I usually get one of four responses when I tell someone that I sold everything, bought a sailboat, and now live on the ocean full-time. “You’re crazy!”, “Nice, a permanent vacation!”, “I’ve always dreamed of doing that”, or “Why?” The response I dread the most is “why?” Not because I don’t want to explain but because putting to words what your soul is demanding is not easy.
I was born and raised on the ocean in Alaska. My early years were spent as a commercial fisherman working for my grandfather where I learned what it means to live on a boat and work hard. I always had boats. Beginning from a small wooden sailboat (that I put an outboard on and never sailed) that my grandfather and I built as a middle school project and various speedboats and small weekend liveaboards. Being on the ocean was where I felt most at home.
Fast forward to adult life where work took me far away from my Alaskan waters. I was married to my best friend, great job, nice home, vacations, planning for the future, and living the moments. I really couldn’t imagine life being better.
In a blink of an eye, my wife lost her life in an accident. I was suddenly completely, hopelessly lost in life for years after. The sudden realization of just how finite our existence is hit home like a punch in the gut. Obviously, this event changed me in very profound ways. I started having zero patience for anyone that wasted time (mine or theirs). Materialism became a billboard for foolishness, politics a great deception to the people, and seconds more precious than gold. I knew something had to change but I just didn’t know what.

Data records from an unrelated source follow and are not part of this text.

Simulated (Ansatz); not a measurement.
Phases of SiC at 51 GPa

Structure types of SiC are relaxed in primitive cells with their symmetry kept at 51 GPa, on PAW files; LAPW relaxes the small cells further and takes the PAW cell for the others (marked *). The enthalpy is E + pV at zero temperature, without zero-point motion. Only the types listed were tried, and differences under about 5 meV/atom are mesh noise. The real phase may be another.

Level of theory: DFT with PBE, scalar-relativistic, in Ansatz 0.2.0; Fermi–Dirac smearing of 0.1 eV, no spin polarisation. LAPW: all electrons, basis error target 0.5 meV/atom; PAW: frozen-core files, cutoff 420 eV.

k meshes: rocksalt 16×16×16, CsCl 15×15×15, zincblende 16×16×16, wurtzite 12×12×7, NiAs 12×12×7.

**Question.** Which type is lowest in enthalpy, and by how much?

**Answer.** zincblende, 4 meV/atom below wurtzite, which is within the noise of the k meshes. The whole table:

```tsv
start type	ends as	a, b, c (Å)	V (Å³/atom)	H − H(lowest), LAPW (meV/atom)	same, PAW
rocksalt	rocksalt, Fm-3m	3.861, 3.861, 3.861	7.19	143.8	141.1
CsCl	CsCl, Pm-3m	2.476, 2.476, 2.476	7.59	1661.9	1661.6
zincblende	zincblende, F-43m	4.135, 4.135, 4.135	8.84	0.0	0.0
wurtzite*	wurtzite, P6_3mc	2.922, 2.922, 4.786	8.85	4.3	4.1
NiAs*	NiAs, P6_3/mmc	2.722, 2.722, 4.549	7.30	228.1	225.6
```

I did my best to immerse myself in work and that soon became a race to amass stuff. The more stuff I had the happier I thought I would be. In actuality, each possession became an added burden to my psyche, a psyche already at its limit.
Three years ago I found myself looking at online boat listings. Nothing more than daydreams but daydreams that were rooted in past experiences that provided an element of reality even if that reality was blanketed in the romanticized past of my youth. I spent three months traveling in Colombia and Peru and found myself at ease in the slower life of living out of a backpack. I thought about losing myself in this new culture but gave in to the pull of life back “home.”
After a year of opening a new business, living in an apartment in the city, watching friends be consumed by materialism, and the never ending barrage of political hate, I had enough. I sold and gave away everything, purchased Sabado and moved onboard. To say I didn’t have a plan would be generous. Not only did I not have a plan, I hadn’t even started thinking about a plan beyond just getting out.
You know what? It’s all turned out great! Sure, there have been stumbles and the learning curve has been steeper than what I expected. Maintenance is never ending, the weather not as predictable as the meteorologists will have you believe, and I miss friends but the happiness I have here is happiness like I haven’t felt in years.
How long will this journey last? When I began, I believed Sabado and I would be sailing for up to five years but I’m not putting any timeline on this trip. I’ll continue sailing until it no longer feeds my soul. I’m going to do my best to write about my experience and share not only those writings but also provide the opportunity for others to join me. I’ve found that shared experiences with like minded people add exponentially to the adventure and I’m looking forward to that.